ZERO WASTE NEWS & CURRENT ISSUES
October 5th 2018,
UPDATES ON RECYCLING | A GLOBAL ISSUE
At the start of 2018, China began to push back on the low quality to restrict the import of recyclable commodities due to excessive contamination levels has exposed a major vulnerability of the recycling industry and recycling programs – mainly the drastically slipping levels of quality that have resulted from single stream and cart collection programs and the proliferation of difficult to recycle single use plastic packaging. Compounded now with tariffs, this is causing major disruption in the recycling industry. Read More Here
Eureka Recycling markets most of our materials locally but the loss of export market has flooded domestic markets and we are suffering from the resulting depressed market values (low or no revenues for recyclables and some even cost to get recycled.) We have made decisions over the last 18 years to work with local markets and send materials for higher environmental impacts that at times, resulted in less revenue for the organization. However, as a result of recycling towards Zero Waste and not just profit for the last 18 years, our quality materials and relationship with end markets are positioning us to weather this storm.

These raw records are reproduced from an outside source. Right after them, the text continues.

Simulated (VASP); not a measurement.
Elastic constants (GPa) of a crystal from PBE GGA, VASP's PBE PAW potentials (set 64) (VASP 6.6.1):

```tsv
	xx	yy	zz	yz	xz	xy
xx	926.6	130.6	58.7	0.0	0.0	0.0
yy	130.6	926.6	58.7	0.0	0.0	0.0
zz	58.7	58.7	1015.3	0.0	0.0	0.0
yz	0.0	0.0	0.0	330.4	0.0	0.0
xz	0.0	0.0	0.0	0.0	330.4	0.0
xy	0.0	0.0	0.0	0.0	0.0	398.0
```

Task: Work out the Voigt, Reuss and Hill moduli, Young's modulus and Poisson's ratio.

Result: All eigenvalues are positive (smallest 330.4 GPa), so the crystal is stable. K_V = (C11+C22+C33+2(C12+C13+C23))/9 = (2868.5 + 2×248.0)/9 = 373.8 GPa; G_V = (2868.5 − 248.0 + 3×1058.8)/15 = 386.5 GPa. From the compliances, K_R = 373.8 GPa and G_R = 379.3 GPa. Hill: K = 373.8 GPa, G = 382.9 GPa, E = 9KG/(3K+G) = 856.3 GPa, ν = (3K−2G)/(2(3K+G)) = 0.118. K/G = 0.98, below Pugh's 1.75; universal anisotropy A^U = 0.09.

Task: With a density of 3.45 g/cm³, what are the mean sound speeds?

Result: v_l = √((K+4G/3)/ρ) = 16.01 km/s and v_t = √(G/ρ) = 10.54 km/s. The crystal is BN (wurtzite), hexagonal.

In the long run, we believe that there is a significant opportunity to implement solutions to the current problem that will move us closer to a truly circular economy and zero waste society. Stay in touch to learn more and in the mean time, thanks for continuing to work on reducing your waste and recycling all acceptable materials.
So if we didn’t know it before – we sure know it now! Recycling really is a global system. While the Chinese ban has hurt, the pushback against exporting waste buried in our recycling has forced the recycling industry to face harsh realities. It has also created a variety of opportunities to move recycling towards the goals of zero waste and a circular economy. The US lags in leadership here but the EU is leading in this initiative and laws expected to pass there this Fall can change the game for the entire world. Read More Here …. AND HERE
Some highlights of the EU plans:
90% collection target on plastic bottles by 2025;
Ban on single-use plastic which contributes to 50% of marine litter;
Bring nations together to save our oceans through G7 commitments (US and Japan did not sign)
Increase Extended Producer Responsibility for single-use plastic food and beverage containers.
IN LOCAL NEWS
Amber Haukedahl, Kate Marnach and Nathan Crymble are working on starting Minnesota’s first Zero Waste market, Tare Market. While they are only doing pop-up shops and events right now, they are currently planning their inventory for their brick and mortar store, including sustainable living products (like a bamboo straw or a nut milk bag or a reusable grocery bag), shelf-stable goods, (like pantry products or spices), and health and beauty products rarely found in plastic-free packaging.
Next few pop-ups:
Babies & Brews
September 30, 2018, 2 pm – 4 pm
Able Seedhouse & Brewery, 1121 Quincy Street NE, Minneapolis, MN 55413
Pop-up Shop @ Patagonia
October 13 & 14, 2018, 10 am – 4 pm (Sat) & 11 am – 4 pm (Sun)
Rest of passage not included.